## Loading the CNN Daily Mail Dataset (Training and Validation sets)

In [1]:
import datasets

# Load the dataset
dataset = datasets.load_dataset('cnn_dailymail', '3.0.0')

train_data = dataset['train'].shuffle(seed=42).select(range(int(0.001 * len(dataset['train']))))
val_data = dataset['validation'].shuffle(seed=42).select(range(int(0.001 * len(dataset['validation']))))


## Data Exploration

In [2]:
print(train_data[0]) 

# Average word count in articles and summaries
article_lengths = [len(sample['article'].split()) for sample in train_data]
summary_lengths = [len(sample['highlights'].split()) for sample in train_data]

print("Average article length:", sum(article_lengths) / len(article_lengths))
print("Average summary length:", sum(summary_lengths) / len(summary_lengths))
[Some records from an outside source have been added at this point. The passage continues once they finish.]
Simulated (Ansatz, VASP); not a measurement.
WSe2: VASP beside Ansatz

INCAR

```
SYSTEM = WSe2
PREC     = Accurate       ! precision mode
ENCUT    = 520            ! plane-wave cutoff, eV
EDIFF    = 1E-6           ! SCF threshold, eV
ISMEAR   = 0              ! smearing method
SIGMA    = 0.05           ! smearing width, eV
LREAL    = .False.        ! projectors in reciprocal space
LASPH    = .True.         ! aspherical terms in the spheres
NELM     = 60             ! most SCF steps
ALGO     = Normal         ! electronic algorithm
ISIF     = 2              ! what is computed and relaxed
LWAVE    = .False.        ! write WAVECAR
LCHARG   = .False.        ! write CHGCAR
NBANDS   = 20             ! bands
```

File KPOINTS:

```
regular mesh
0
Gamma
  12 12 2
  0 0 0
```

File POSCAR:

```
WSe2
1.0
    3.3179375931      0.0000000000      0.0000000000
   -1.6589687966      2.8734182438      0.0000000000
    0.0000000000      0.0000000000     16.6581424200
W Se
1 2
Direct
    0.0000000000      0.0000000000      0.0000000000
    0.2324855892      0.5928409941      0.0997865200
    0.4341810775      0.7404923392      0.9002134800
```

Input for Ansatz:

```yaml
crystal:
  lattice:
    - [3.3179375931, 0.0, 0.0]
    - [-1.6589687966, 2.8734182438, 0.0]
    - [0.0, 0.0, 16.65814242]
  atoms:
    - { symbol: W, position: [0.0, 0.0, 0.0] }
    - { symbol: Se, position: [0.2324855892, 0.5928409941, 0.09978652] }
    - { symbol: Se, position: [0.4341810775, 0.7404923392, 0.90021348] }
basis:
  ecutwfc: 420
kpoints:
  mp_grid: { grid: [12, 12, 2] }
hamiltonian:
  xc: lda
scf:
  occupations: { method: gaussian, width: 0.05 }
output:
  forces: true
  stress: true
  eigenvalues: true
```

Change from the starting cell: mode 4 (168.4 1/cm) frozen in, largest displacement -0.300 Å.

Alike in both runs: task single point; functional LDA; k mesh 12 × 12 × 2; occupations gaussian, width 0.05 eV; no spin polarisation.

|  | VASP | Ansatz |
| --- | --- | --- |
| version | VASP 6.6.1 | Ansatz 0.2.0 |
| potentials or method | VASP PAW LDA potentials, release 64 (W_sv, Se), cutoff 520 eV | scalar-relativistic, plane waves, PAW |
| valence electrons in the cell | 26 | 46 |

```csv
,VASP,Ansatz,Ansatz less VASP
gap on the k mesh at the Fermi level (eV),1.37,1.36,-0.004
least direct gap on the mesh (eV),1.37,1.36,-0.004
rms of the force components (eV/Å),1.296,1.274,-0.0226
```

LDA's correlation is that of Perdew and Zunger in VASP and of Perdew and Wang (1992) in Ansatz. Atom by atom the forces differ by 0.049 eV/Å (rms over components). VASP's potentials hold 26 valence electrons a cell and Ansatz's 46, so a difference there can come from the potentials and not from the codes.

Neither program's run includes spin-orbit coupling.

{'article': "By . Anthony Bond . PUBLISHED: . 07:03 EST, 2 March 2013 . | . UPDATED: . 08:07 EST, 2 March 2013 . Three members of the same family who died in a static caravan from carbon monoxide poisoning would have been unconscious 'within minutes', investigators said today. The bodies of married couple John and Audrey Cook were discovered alongside their daughter, Maureen, at the mobile home they shared on Tremarle Home Park in Camborne, west Cornwall. The inquests have now opened into the deaths last Saturday, with investigators saying the three died along with the family's pet dog, of carbon monoxide poisoning from a cooker. Tragic: The inquests have opened into the deaths of three members of the same family who were found in their static caravan last weekend. John and Audrey Cook are pictured . Awful: The family died following carbon monoxide poisoning at this caravan at the Tremarle Home Park in Camborne, Cornwall . It is also believed there was no working carbon monoxide detect

## Data Cleaning and Tokenizing

In [3]:
from transformers import BartTokenizer
import re

# Initialize the tokenizer
tokenizer = BartTokenizer.from_pretrained('facebook/bart-large-cnn')

# Function to clean and tokenize data
def preprocess_data(examples):
    examples['article'] = [re.sub(r'\s+', ' ', article) for article in examples['article']]
    examples['highlights'] = [re.sub(r'\s+', ' ', summary) for summary in examples['highlights']]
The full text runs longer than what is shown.